AWK-in Around - Verbum Data

Yet another edge case solution for the people involving multiple csv files and unique value counts.

The last few days have been a volatile love affair with awk. I have only lately encountered the wondrous monster. This post simply shares a small output which may be useful for someone out there.

What are we doing here?

We are processing csvs and counting unique values. The work I needed to accomplish involved reading hundreds of medium-sized (~100MB) csvs and tracking the evolution of unique identifier counts.

So how do we do it in awk? Two ways. One directly in the shell and one in a script.

Done in the shell:


# in the shell

awk 'BEGIN{ FPAT = "[^,]*|\"[^\"]+\"" } FNR==1{ next; } !seen[FILENAME,$2]++ { unq[FILENAME]++ }END {for (i=1;i<ARGC;i++) print ARGV[i], unq[ARGV[i]]}' your_input_file_1.csv your_input_file_2.csv

I preferred to run this in a script for sake of testing and ease. This process is only slightly more involved.

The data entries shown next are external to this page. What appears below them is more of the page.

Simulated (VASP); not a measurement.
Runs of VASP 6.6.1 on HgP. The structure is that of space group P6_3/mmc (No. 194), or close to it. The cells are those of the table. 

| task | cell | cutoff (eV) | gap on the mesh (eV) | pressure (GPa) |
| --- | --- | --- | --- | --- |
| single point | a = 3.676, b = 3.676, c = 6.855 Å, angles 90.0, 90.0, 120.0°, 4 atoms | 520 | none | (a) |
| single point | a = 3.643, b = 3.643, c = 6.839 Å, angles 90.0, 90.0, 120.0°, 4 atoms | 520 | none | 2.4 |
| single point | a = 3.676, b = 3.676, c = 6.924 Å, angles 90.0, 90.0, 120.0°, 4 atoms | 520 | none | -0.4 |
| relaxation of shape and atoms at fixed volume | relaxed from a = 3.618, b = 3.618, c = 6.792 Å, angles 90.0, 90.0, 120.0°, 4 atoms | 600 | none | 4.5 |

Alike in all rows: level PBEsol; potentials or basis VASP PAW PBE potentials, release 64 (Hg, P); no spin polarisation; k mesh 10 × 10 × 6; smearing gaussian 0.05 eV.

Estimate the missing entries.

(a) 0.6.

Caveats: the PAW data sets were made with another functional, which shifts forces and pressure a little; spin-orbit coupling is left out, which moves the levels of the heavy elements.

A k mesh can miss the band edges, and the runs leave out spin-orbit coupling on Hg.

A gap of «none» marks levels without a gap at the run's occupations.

Create a file (for sake of simplicity, I’m assuming all your files & script are in the same directory) called script.awk
Ensure you’ve got everything you want saved in
(Optional): initialize via chmod +x ./script.awk … allows you to run it as an executable
Run script!

Enough preamble. Here’s the script version of the same code.


#!/bin/awk -f

BEGIN{ FPAT = "[^,]*|\"[^\"]+\"" } 
    
    FNR==1{ next; } # ignore header
    
    !seen[FILENAME,$2]++ { unq[FILENAME]++ }
    
END {for (i = 1;i < ARGC;i++) print ARGV[i], unq[ARGV[i]]}

A few notes here. Make sure you have properly written “#!/bin/awk -f” as the first line of your file. This signals to the shell that you are running a program and tells it where to look!

To actually run the file (assuming you haven’t made the file executable), execute the following (assume you have a bunch of csvs ending in “user-log”):


# not executable 

awk -f script.awk *user-log.csv

# executable

script.awk *user-log.csv

What does the script actually do?? Since awk reads line by line, looks for a pattern & action (in pattern {action} format), we can read roughly top to bottom. FPAT is a regex which tells awk what your fields are. If you know you don’t have any commas in your fields for your csvs, you can use FS=','.

With this done, we know that our csvs have headers so we tell awk to skip (next:) a row where FNR (file record number) equals 1 (i.e the header row).

Next up, we utilize awks counters to look in field #2 (happens to be consistent across my files) and increment an array by new (non-seen) values as it reads in the current file (denoted by FILENAME, as special term in awk which accesses the current input filename), line by line. The way to think about this is, the pattern says, “have I seen this value in this column?” If not, increment unq[FILENAME] by one.

We close it out by printing the results after awk has parsed the files. Here we utilized a loop to print each file name (accessed by ARGV[i]) and the final incremented value for the unq array as the result.

It was a blast figuring this bit of code out. I nearly cracked a correct solution, but was put into final action by this SO post for adjusted the approach I was taking.

In any case, messing around in awk has been a blast and I will insist on finding ways to feature it in ongoing workflows.